Features
17.05.2013, Words by Anthony Walker

Yung Gleesh - Lazyness

Washington DC rapper Yung Gleesh, who we featured on our guide to some of the city’s brightest talent, calls his style “shitbag music”. It doesn’t have the immediate appeal of recent “vital” or “thrilling” micro-genres like cloud rap (an ambient style developed by a nebulous group of producers and focalised by the Oakland duo Main Attrakionz) or drill (the bleak style borne out of Chicago’s volatile gang violence, coined by older rappers King Louie, Pac Man and Big Homie Doe and really embodied by charismatic newcomers like Katie Got Bandz today) but it’s a starkly visceral and honest approach; a hyper-specific term adopted from a local hustler that Gleesh explained to the City Paper as: “Be a shitbag, be the worst type of person there is even though it’s not really permanent, it’s just for the time being. It’s for a reason.”

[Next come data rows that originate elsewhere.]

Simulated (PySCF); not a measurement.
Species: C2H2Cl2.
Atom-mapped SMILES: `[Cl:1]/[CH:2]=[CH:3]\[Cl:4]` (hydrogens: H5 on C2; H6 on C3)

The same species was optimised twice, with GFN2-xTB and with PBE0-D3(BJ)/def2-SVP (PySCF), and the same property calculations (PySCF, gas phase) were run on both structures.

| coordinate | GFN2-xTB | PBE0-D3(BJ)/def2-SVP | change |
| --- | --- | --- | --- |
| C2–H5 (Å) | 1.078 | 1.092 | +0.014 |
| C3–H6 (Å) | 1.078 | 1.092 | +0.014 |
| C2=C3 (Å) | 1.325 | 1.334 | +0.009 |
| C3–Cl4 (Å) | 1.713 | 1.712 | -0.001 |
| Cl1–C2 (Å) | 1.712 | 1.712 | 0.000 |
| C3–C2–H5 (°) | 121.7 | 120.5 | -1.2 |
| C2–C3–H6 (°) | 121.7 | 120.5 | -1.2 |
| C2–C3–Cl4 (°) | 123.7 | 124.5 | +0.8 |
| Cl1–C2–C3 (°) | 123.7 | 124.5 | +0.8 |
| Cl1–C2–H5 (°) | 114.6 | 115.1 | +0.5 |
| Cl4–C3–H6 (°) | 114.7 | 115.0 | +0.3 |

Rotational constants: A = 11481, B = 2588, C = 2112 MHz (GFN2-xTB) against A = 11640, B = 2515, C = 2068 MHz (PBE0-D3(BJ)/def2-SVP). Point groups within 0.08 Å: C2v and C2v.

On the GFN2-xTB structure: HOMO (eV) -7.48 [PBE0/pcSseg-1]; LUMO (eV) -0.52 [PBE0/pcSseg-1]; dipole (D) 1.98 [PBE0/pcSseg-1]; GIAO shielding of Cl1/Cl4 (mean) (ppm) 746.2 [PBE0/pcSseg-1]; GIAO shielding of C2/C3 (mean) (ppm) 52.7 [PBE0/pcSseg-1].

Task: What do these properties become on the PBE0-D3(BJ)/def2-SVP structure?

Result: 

Gleesh spent his first two solo mixtapes, ‘Cleansides Finest’ 1 and 2, doing precisely that: jacking beats from other songs to tell sprawling accounts of everyday life and get his rep up. This free approach to appropriation coupled with his drawled nonchalant flow drew initial comparisons to Lil B, but a closer listen shows that he’s far more than a mere disciple. He recently spent some time in Atlanta recording with Gucci Mane and 1017 Brick Squad protégés like Young Thug and has released two new songs, Please in March and now Lazyness, that are some of his clearest expositions of “shitbag music” yet. Produced by Zaytoven, who – despite mostly featuring on local mixtapes and album tracks – is a factory of delirious beats, he tones down the frantic melodies and squashes them under a thick layer of bass to complement Gleesh’s tendency to unexpectedly fall back or jump forward on a track.

These idiosyncrasies are probably closer to Gucci Mane himself than Lil B, but where his inventive wordplay can go on endlessly, Yung Gleesh is liable to throw it all in the air and slouch. He’ll take on the character of a pleading junkie for a hook, for example, and whilst rampant multiplication is everything to most trap rappers he’ll openly admit that he’s fatigued. He knows it’s the antithesis to the grind and he’ll chastise a “a lazy bitch” or someone “50 years old, still drinking 40’s” but “it’s too early in the morning” and he’ll send a worker to run an errand instead of doing it himself. It’s a kind of simultaneous boast and effacement that’s typical of him, like describing his watch as a LaserDisc: big and shiny but also clunky and obsolete. Weighed under by a lifestyle he’s inherited, it’s more than just doing the wrong things for the right reasons, he has to be the wrong person too and it’s a slog.

His humour and love of DC’s impenetrable slang vividly colour his outlook, but that shouldn’t obscure the core importance of what Yung Gleesh is doing. Fat Trel, the defacto leader of the Slutty Boyz crew he is closely affiliated with, is often cited as a DC’s biggest rap hope because he is a highly proficient writer and a powerhouse rapper, but Lazyness shows that Gleesh has not only emotional range and charisma but the ability to make great standalone tracks too. A young street rapper putting everything down and stopping to say that life can be really difficult and exhausting? When so many are blindly celebrating their shine, that’s another kind of anthem to get behind.

Yung Gleesh’s mixtape ‘Ain’t Shit Changed’ is coming out sometime soon.